Alliance and unionists are vying to win the hearts and minds of voters in North Down.

Deputy leader of the centre-ground Alliance Party Stephen Farry won the seat at the 2019 General Election ahead of then DUP representative Alex Easton amid a period of bitter division following Brexit.

Five years later the same two men are again vying for the seat but for Mr Easton as an independent unionist.

However retired colonel Tim Collins – known for a rousing pre-battle speech he made while serving in Iraq in 2003 – running for the UUP has significant potential to disrupt expectations.

The race has emerged as one of the most heated so far with tensions high between the three front runners, and Mr Easton contending he has been targeted with “dirty tricks” such as false social media accounts and “attack ads”.

The other candidates have refuted those claims.

North Down has a history of doing its own thing and electing those from smaller parties or independents, from barrister Robert McCartney to Lady Sylvia Hermon.

The constituency follows the Co Down so-called gold coast from Donaghadee to Holywood, taking in some of Northern Ireland’s most affluent areas.

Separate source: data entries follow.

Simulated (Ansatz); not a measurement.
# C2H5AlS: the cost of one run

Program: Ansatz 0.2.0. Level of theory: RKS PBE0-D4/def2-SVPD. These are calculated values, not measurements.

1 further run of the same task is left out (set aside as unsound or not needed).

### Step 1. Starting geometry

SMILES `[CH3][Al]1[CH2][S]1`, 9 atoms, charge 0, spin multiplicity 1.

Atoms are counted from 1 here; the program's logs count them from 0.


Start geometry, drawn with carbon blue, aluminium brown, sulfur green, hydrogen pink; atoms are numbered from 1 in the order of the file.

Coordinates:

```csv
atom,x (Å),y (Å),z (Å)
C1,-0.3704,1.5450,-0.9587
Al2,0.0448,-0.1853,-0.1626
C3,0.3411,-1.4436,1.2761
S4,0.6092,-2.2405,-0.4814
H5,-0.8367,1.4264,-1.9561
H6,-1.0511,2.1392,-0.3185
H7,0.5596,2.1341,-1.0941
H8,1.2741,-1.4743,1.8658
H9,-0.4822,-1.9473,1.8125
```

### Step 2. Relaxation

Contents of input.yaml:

However it also encompasses several socially deprived areas, loyalist strongholds and one of the regions newest cities – Bangor.

Following boundary changes, North Down now includes some of what used to be East Belfast such as Garnerville.

North Down has particular significance for Alliance as the only seat on the green benches it won in 2019.

Just four candidates ran then, a number which has increased to six this election.

Both the DUP and TUV have bowed out in a move likely to bolster Mr Easton, but Mr Collins has contended he can recapture unionist votes “lost” to Mr Farry.

Mr Farry benefited in 2019 from other centre-ground parties withdrawing, but this election the Green Party is running, as well as the SDLP and independent Chris Carter.

Stephen Farry, Alliance Party Westminster candidate for the constituency of North Down pictured at Bangor Marina holding a campaign flyer
Stephen Farry said people ‘want to move away from orange and green politics’ (Liam McBurney/PA)

Sinn Fein has decided not to run, in what is traditionally one of its worst performing constituencies, while the Conservative Party is also missing from what was its best showing in Northern Ireland at the last General Election.

Mr Farry contends voters have noted the rise of Alliance across Northern Ireland to become the third largest party, and want to see that continue.

“People want to move away from orange and green politics,” he said.

“They see the break through that Alliance is making in Northern Ireland over recent years and they want to see that continuing.”

Mr Farry said he would urge all progressives to back him.

“I think people understand it’s either me or one of the two unionists who will be in the final two at the end,” he said.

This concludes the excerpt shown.